Hello Jose,
Thank you for your response, I took a closer look. Below are my responses:
> Seems that you want to force a max number of segments to 1,
// you're done adding documents to it):
//
writer.forceMerge(1);
writer.close();
Yes, the line of code is uncommented because we want to understand how
it work when index big data sets. Should this be a concern?
> On a previous thread someone answered that the number of segments will
> affect the Index Size, and is not related with Index Integrity (like size
> of index may vary according with number of segments).

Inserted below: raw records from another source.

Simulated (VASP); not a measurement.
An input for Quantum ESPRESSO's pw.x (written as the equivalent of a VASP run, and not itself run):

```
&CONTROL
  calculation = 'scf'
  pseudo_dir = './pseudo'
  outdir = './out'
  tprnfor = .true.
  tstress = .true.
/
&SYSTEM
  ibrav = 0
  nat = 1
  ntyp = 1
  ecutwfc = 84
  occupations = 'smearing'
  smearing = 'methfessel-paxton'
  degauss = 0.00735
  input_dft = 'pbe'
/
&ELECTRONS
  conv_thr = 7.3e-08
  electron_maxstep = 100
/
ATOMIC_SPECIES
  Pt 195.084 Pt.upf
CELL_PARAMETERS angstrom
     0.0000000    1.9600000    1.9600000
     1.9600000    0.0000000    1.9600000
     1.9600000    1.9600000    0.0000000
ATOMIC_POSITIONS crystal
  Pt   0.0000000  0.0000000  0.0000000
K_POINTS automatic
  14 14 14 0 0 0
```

okay, no idea what the above actually mean but I would guess perhaps
the code we added, cause this exception?
if (file.isDirectory()) {
String[] files = file.list();
// an IO error could occur
if (files != null) {
for (int i = 0; i < files.length; i++) {
indexDocs(writer, new File(file, files[i]),
forceMerge);
if (forceMerge && writer.hasPendingMerges()) {
if (i % 1000 == 0 && i != 0) {
logger.trace("forcing merge now.");
try {
writer.forceMerge(50);
writer.commit();
} catch (OutOfMemoryError e) {
logger.error("out of memory
during merging ", e);
throw new
OutOfMemoryError(e.toString());
}
}
}
}
}
} else {
FileInputStream fis;
> Should be...
> Analyzer analyzer = new StandardAnalyzer(Version.LUCENE_46);
> IndexWriterConfig iwc = new IndexWriterConfig(Version.LUCENE_46,
> analyzer);
yes, we were and still referencing lucene_46 in our analyzer.
/Jason
On Sat, Apr 5, 2014 at 9:01 PM, Jose Carlos Canova <
[email protected]> wrote:
> Seems that you want to force a max number of segments to 1,
> On a previous thread someone answered that the number of segments will
> affect the Index Size, and is not related with Index Integrity (like size
> of index may vary according with number of segments).
>
> on version 4.6 there is a small issue on sample that is
>
> Analyzer analyzer = new StandardAnalyzer(Version.LUCENE_40);
> IndexWriterConfig iwc = new IndexWriterConfig(Version.LUCENE_40,
> analyzer);
>
>
> Should be...
>
>
> Analyzer analyzer = new StandardAnalyzer(Version.LUCENE_46);
> IndexWriterConfig iwc = new IndexWriterConfig(Version.LUCENE_46,
> analyzer);
>
>
> With this probably the line related to the codec will change too.
>
>
>
> On Fri, Apr 4, 2014 at 3:52 AM, Jason Wee <[email protected]> wrote:
>
> > Hello again,
> >
> > A little background of our experiment. We are storing lucene (version
> > 4.6.0) on top of cassandra. We are using the demo IndexFiles.java from
> the
> > lucene with minor modification such that the directory used is reference
> to
> > the CassandraDirectory.
> >
> > With large dataset (that is, index more than 50000 of files), after index
> > is done, and set forceMerge(1) and get the following exception.
> >
> >
> > BufferedIndexInput readBytes [ERROR] bufferStart = '0' bufferPosition =
> > '1024' len = '9252' after = '10276'
> > BufferedIndexInput readBytes [ERROR] length = '8192'
> > caught a class java.io.IOException
> > with message: background merge hit exception: _1(4.6):c10250
> > _0(4.6):c10355 _2(4.6):c10297 _3(4.6):c10217 _4(4.6):c8882 into _5
> > [maxNumSegments=1]
> > java.io.IOException: background merge hit exception: _1(4.6):c10250
> > _0(4.6):c10355 _2(4.6):c10297 _3(4.6):c10217 _4(4.6):c8882 into _5
> > [maxNumSegments=1]
> > at
> > org.apache.lucene.index.IndexWriter.forceMerge(IndexWriter.java:1755)
> > at
> > org.apache.lucene.index.IndexWriter.forceMerge(IndexWriter.java:1691)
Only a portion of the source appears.